Search code examples
pythonregressionstatsmodelssmoothingloess

Confidence interval for LOWESS in Python


How would I calculate the confidence intervals for a LOWESS regression in Python? I would like to add these as a shaded region to the LOESS plot created with the following code (other packages than statsmodels are fine as well).

import numpy as np
import pylab as plt
import statsmodels.api as sm

x = np.linspace(0,2*np.pi,100)
y = np.sin(x) + np.random.random(100) * 0.2
lowess = sm.nonparametric.lowess(y, x, frac=0.1)

plt.plot(x, y, '+')
plt.plot(lowess[:, 0], lowess[:, 1])
plt.show()

I've added an example plot with confidence interval below from the webblog Serious Stats (it is created using ggplot in R).

enter image description here


Solution

  • LOESS doesn't have an explicit concept for standard error. It just doesn't mean anything in this context. Since that's out, your stuck with the brute-force approach.

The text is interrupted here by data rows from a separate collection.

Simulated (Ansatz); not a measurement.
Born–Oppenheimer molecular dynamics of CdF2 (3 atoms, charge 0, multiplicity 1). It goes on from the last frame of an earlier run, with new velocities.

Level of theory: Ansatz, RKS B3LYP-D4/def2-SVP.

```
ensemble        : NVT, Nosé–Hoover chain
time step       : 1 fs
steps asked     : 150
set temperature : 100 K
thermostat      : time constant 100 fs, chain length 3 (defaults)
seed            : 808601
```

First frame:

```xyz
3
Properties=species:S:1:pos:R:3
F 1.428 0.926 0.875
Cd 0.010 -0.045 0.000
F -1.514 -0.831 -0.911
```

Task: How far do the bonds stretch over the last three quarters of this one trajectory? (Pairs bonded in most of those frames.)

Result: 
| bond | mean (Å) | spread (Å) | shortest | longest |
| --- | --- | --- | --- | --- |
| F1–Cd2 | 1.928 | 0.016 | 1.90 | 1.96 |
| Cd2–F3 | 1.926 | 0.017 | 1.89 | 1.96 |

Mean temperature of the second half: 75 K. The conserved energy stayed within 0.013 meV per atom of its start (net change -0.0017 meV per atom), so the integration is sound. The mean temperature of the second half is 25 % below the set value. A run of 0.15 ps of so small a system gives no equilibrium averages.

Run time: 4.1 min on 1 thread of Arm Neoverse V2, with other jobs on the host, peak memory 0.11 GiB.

    Bootstrap your data. Your going to fit a LOESS curve to the bootstrapped data. See the middle of this page to find a pretty picture of what your doing. http://statweb.stanford.edu/~susan/courses/s208/node20.html

    enter image description here

    Once you have your large number of different LOESS curves, you can find the top and bottom Xth percentile.

    enter image description here